A Bold New Take On The World Of Control
Remedy is not playing it safe with its newly announced sequel to Control. Revealed at The Game Awards, the follow up is not called Control 2 but Control Resonant, and that name hints at how different this game will be from the original.
Instead of returning to the familiar corridors of the Oldest House and the tense third person gunplay, Control Resonant shifts almost everything. The setting, the combat style, and even the protagonist are all dramatically changed, while still building on the strange universe established in the first game.
For fans of the original, this is both exciting and a little nerve wracking. Remedy is clearly aiming to surprise people again, not just with story twists but with the entire shape of the game.

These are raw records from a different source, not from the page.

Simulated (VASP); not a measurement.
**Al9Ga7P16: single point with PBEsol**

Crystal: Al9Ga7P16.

New Hero, New City, New Combat
The first and most striking change is the main character. You no longer play as Jesse Faden. Instead, Control Resonant puts you in the shoes of her brother Dylan, who served as a major antagonist in the first game. This time he appears to be free of the Hiss influence and working with the Federal Bureau of Control.
The threat has also evolved. The weirdness of the Oldest House has spilled into the real world. Reality warping forces have twisted a whole section of New York City, turning it into a surreal, shifting environment. Rather than a single haunted office building, you now get to explore an open world city that has been bent into bizarre shapes by supernatural events.
Combat has undergone the biggest redesign. The original Control was all about the Service Weapon, a transforming gun that made shooting feel stylish and powerful. In Control Resonant, Dylan wields a completely different artifact called the Aberrant. It looks like a cursed crowbar at first glance, but it can morph into various melee weapons, including an enormous hammer and twin swords.
This is not just a small adjustment. The whole combat system is built around up close action instead of ranged gunplay. The feel of the game is far more like a character action title than a traditional third person shooter.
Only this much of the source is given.